Do you know what your Code is doing?

XOR swapping - Assembler

Swapping Integers

In CS textbooks, often we see code snippets like this:

*y = *x ^ *y;
*x = *x ^ *y;
*y = *x ^ *y;

Some professor will tell you it's brilliant - no temp variable! Look how elegant! Then they move on before you realize what actually happens.

Unlike the usual technique for swapping two values, we do not need a third location to temporarily store one value while we are moving the other.

What's the Deal here? This exploits XOR's self-inverse property and C's right-to-left evaluation of compound assignments:

XOR with itself = 0
B ^ B = 0

XOR with 0 = identity
A ^ 0 = A

XOR is associative
(A ^ B) ^ C = A ^ (B ^ C)

Applying these Statements:

A ^ B ^ B = A ^ (B ^ B)    [associative]
          = A ^ 0          [self-inverse]
          = A              [identity]

However, let's see what this actually does.

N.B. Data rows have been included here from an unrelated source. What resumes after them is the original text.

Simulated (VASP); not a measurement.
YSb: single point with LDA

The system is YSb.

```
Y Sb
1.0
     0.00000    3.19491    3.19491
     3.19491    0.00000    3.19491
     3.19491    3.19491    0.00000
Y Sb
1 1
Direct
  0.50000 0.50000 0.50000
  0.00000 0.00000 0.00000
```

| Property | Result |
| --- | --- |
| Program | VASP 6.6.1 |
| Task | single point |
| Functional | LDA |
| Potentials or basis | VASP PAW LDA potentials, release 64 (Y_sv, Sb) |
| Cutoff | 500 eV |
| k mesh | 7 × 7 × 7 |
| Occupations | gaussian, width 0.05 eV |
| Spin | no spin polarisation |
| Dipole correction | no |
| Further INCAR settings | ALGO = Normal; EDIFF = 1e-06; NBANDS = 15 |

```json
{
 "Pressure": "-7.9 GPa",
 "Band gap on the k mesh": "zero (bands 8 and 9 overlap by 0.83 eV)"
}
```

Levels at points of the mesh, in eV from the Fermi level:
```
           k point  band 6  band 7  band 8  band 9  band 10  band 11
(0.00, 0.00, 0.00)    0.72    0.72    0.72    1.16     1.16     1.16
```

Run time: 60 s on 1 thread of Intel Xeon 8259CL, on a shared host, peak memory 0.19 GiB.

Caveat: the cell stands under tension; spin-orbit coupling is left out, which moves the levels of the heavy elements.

We could write some simple C Code like:

int main() {
    int x = 42, y = 137;
    int *a = &x, *b = &y;
    *a ^= *b ^= *a ^= *b;
    return 0;
}

What is this doing on the bit-level?

Initial:
x = 42  = 00101010
y = 137 = 10001001

(1)
00101010  (x = 42)
^ 10001001  (y = 137)
-----------
  10100011  (x = 163)

(2)
10001001  (y = 137)
^ 10100011  (x = 163)
-----------
  00101010  (y = 42) This is original x


(3)
10100011  (x = 163)
^ 00101010  (y = 42)
-----------
  10001001  (x = 137) This is original y

... which is basically encoding/decoding shennanigans.

When compilnig this with the tiny c compiler:

tcc -s -fomit-frame-pointer -O2 xorswap.c

Note the -O2 flag here; GCC would simply erase this Code (for optimization, since it's doing not really anything) I just wanted to point this out, tcc does not really optimize it the way GCC does, so here we go:

main:
.LFB0:
	.cfi_startproc
	movl	$42, -20(%rsp)
	movl	$137, -24(%rsp)
	leaq	-20(%rsp), %rax
	movq	%rax, -8(%rsp)
	leaq	-24(%rsp), %rax
	movq	%rax, -16(%rsp)
	movq	-8(%rsp), %rax
	movl	(%rax), %edx
	movq	-16(%rsp), %rax
	movl	(%rax), %eax
	xorl	%eax, %edx
	movq	-8(%rsp), %rax
	movl	%edx, (%rax)
	movq	-8(%rsp), %rax
	movl	(%rax), %edx
	movq	-16(%rsp), %rax
	movl	(%rax), %eax
	xorl	%eax, %edx
	movq	-16(%rsp), %rax
	movl	%edx, (%rax)
	movq	-16(%rsp), %rax
	movl	(%rax), %edx
	movq	-8(%rsp), %rax
	movl	(%rax), %eax
	xorl	%eax, %edx
	movq	-8(%rsp), %rax
	movl	%edx, (%rax)
	movl	$0, %eax
	ret
	.cfi_endproc

.. Our XOR Swapping in Assembly. Shocking.

Look at what the "clever" one-liner *a ^= *b ^= *a ^= *b actually generates - it's horrifically inefficient. Beautiful on a blackboard. Garbage in silicon.

For each XOR operation, the compiler has to: 1. Load the pointer from stack (movq -8(%rsp), %rax) 2. Dereference it to get the value (movl (%rax), %edx) 3. Load the other pointer 4. Dereference that one too 5. Do the XOR (xorl %eax, %edx) 6. Load the pointer AGAIN (can't assume it hasn't changed!) 7. Store the result back

That's ~30 instructions for what should be 3 XORs.

Undefined Behavior?

That one-liner *a ^= *b ^= *a ^= *b is actually undefined behavior in C. You're modifying *a twice without a sequence point. The compiler could legally make demons fly out of your nose.

TCC's literal translation reveals the truth:

Compare to the "dumb" temp variable approach:

movl -20(%rsp), %eax  # tmp = x
movl -24(%rsp), %edx  # get y
movl %edx, -20(%rsp)  # x = y
movl %eax, -24(%rsp)  # y = tmp

4 instructions.

The compiler is smarter than you:

There is no performance advantage to this way of swapping, it's just an intellectual amusement.

Clever tricks from the 1970s often make terrible code today. The XOR swap is a beautiful mathematical curiosity that should stay in textbooks.